There are a number of different ways by which Protestants speak of themselves, of their origins and development, and of the great Reformation of the sixteenth century. I think it is more important than ever that we understand ourselves correctly. We are not simply a "protest" movement, or a prickly splinter group. We are "the Church of Jesus Christ reformed according to the Word of God," to quote one modern writer. This self-understanding means several things.

1. We did not begin in the sixteenth century. Our churches are not the creation of human reformers. The Reformers didn’t believe this and we shouldn’t believe it either.

2. Our churches are the work of Christ, thus they are an expression of his one body in the world.
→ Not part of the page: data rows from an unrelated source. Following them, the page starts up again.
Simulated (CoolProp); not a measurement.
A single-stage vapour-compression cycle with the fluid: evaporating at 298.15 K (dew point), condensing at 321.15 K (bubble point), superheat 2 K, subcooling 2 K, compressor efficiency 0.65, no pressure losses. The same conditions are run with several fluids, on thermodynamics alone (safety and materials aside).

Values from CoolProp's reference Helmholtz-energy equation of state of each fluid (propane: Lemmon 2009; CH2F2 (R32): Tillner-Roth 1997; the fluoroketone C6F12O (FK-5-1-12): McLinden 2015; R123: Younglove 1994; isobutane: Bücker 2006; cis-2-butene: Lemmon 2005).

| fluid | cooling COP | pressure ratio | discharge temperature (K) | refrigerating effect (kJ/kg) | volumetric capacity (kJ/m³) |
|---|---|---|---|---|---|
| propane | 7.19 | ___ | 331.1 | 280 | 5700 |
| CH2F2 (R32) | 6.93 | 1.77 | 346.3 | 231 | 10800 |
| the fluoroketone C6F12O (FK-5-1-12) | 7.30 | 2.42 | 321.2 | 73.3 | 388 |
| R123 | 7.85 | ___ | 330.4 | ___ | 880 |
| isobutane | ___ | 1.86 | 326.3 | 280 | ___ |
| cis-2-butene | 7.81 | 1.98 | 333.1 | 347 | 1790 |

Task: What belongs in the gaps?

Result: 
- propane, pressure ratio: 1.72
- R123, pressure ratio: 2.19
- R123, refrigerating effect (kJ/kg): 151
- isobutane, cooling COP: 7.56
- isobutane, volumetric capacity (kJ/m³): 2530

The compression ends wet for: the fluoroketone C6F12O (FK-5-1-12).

3. The goal of the Protestant Reformers was to purify the one church by the Word of God. They desired to give back things that had been lost and to remove things that went contrary to the witness of Scripture and the faith of the earliest Christians.

4. The patristic heritage of the church was not rejected by the earliest Reformers. They argued, faithfully and cogently, that the church fathers were, in the big picture, sympathetic to their reform movement. This means the Reformers were not "reinventing" the church as they went along. For that matter they were not tearing down every liturgical, doctrinal, or moral development that had occured over the previous sixteen centuries.

The word "Reformed" is not the same as "restored." The name "Reformed," as Howard G. Hageman has written correctly, "implies continuity." He adds, "A tree which is reformed is not cut down; it is pruned. Just so with our church; one with the historic church of Jesus Christ, it has been purified and restored by that keenest of all instruments, the living Word of God" (Our Reformed Church, Reformed Church Press, 1995, 1).

I am a Reformed Christian in my ecclessial relationship to church history. But I am a Christian first. This understanding includes the great tradition, the continuity of the creeds, and the faith of Catholics in the West, and Orthdoox in the East. We who are children of the Reformation did not arrive de nouveau. We are part of a historic family, albeit a part that longs to see even further reforming of the older church bodies, as well as the ongoing reforming of our own church bodies. What are not "cut off" from the historic tree of the church. Such an argument is one made by many modern separatists but not one made by the earliest evangelical Reformers. Most conservative Reformed and evangelical churches in America do not understand this important point of self-identity and the results are catastrophic for faith and practice.